Years ago a friend from The Refuge hosted a Listening Party for Christian men to listen to a panel of women on our experiences as female leaders. It was a brave thing to pull together. We looked forward to having a space to share our experiences and be heard by our Christian brothers. The only problem was when we showed up, there were about 40 women in the room and 7 men. His efforts were incredibly sincere; the reality is that men just didn’t come.
Listening to the other participants on the panel as well as the sincerity and depth of the responses from the audience was beautiful nonetheless.
As I was sharing, I felt strong, clear, empowered.
However, afterward, I went home and literally curled up in the fetal position on the couch and sobbed for the rest of the afternoon (and I’m truly not an easy crier).
That much pain, that much reality, that much oh-my-goodness-these-are-such-amazing-women-and-how-could-we-be-treated-as-less-than-for-this-long really got to me. I was flooded with painful memories of countless instances of sexism, power differentials, and lip service that never equated to any real change.
Others present expressed a similar response; we have so few venues to let out these feelings that when we do, it floors us.
Last week at House of Refuge–a wonderfully eclectic group that meets weekly at our house for spiritual conversation–my male friend (who is a millennial and gives me hope for the future) facilitated. He started with a simple opening about patriarchy’s power. Then he shared that no men were allowed to talk that night, opening the floor for the women. What did men need to know? What was our experience? What needs to be said?
As I shared, I could feel an intense and overwhelming feeling of wanting to yell for not just a few minutes but for the rest of the night and into the morning.
The space was sweet and tender and I was grateful for it. Yet, I could feel the magnitude of this many years of trying to stand tall in the face of the deep grooves of patriarchy as a female Christian pastor and leader.
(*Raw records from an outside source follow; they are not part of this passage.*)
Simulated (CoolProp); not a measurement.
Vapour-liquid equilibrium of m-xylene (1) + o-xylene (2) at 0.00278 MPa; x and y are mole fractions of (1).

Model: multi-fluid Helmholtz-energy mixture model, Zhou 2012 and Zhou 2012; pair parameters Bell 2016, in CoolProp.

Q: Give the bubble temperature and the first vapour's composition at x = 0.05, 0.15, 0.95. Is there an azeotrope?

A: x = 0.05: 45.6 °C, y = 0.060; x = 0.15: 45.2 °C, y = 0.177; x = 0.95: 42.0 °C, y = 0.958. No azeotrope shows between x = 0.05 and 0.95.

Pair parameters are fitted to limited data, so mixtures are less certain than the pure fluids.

Frankly, it’s just taken its toll.
Here’s what’s so hard about this stuff.
It reminds me that even though I, and so many women I know, have come a long way in Christian ministry over the last chunk of years, we are still on the bottom rung in many systems.
It’s owning that even though there are anomalies people can point to, on the whole men still hold the power, even in the moving-toward-being-more-progressive systems. Many are making space for women in new ways; however, the truth is that if women replaced men as leaders in the identical capacity, their donors would dissipate. Power does beget power, and in the end, white males (especially evangelical ones, but not only) form a significant and hard to reckon with power base of money and resource that truly does affect a Christian organization’s ability to sustain a true move toward equality. We see this when a group becomes LGBT+ inclusive or begins being bolder about race, too.
That night after House of Refuge, I scrolled through the list of Denver ministries and organizations that I love and respect and are lead by men who are dedicated to equality and trying to do things differently. One by one, I realized that if any of them shifted to a woman as the executive director or lead pastor in the near future, their donor base would quickly crumble.
That puts me back on the floor.
Yes, we’ve come a long way, and I am grateful for the organizations working toward change, but we must acknowledge the truth—we’ve got a long way to go to full equality.
It will take a power shift I don’t think we truly respect yet (#metoo is helping).
Until we strongly acknowledge patriarchy’s deep and dangerous grooves into all of our systems, we will keep denying and minimizing, spinning around the truth, hoping for an easier way out.
Patriarchy sucks.
It robs dignity, limits potential, destroys passion, and damages organizational health.
It harms those on the underside of it as well as those who benefit from it.
It offers crumbs to the hungry while the fat are feasting, and is often so familiar that sometimes we don’t even notice it.
Patriarchy’s tentacles are strong and insidious; things will not shift without some major heavy lifting from the men.
This is where despite all my efforts to stand tall and push against the patriarchy and do whatever I can to empower other women and nurture healthier systems, I sometimes land back on the floor again.
Here’s why: I know so many humble, kind, compassionate and willing-to-give-up-their-power men. I have watched them listen, learn, play their part in change, and embody Jesus’ example.
Yet, to be honest–they’re rarely the ones at the top of a system.
The power at the very top rarely shows up, rarely listens, rarely plays, rarely changes. That’s why the bigger system never changes.
So why keep trying?
First and foremost, in The Refuge, I see up-close and personal every day what is possible when patriarchy is smashed. It truly is a taste of heaven on earth, when power is diffused and men and women can lead, love, and live alongside each other as equals.
Secondly, because eventually, over a lot of time with more and more passionate-for-equality women and men standing tall together in creative, beautiful and tangible ways, the healthier power underneath will get so strong it will eventually topple the dysfunctional holdouts on top.
The patriarchy will be smashed not from the top but from the bottom.
Which resonates deeply with Jesus’ ways.
That’s what makes me peel myself off the floor and out of the fetal position yet again and do what I can to stand tall the next day.
It won’t come down easy, but let’s keep crumbling at the foundation.
How are you doing with conversations about patriarchy?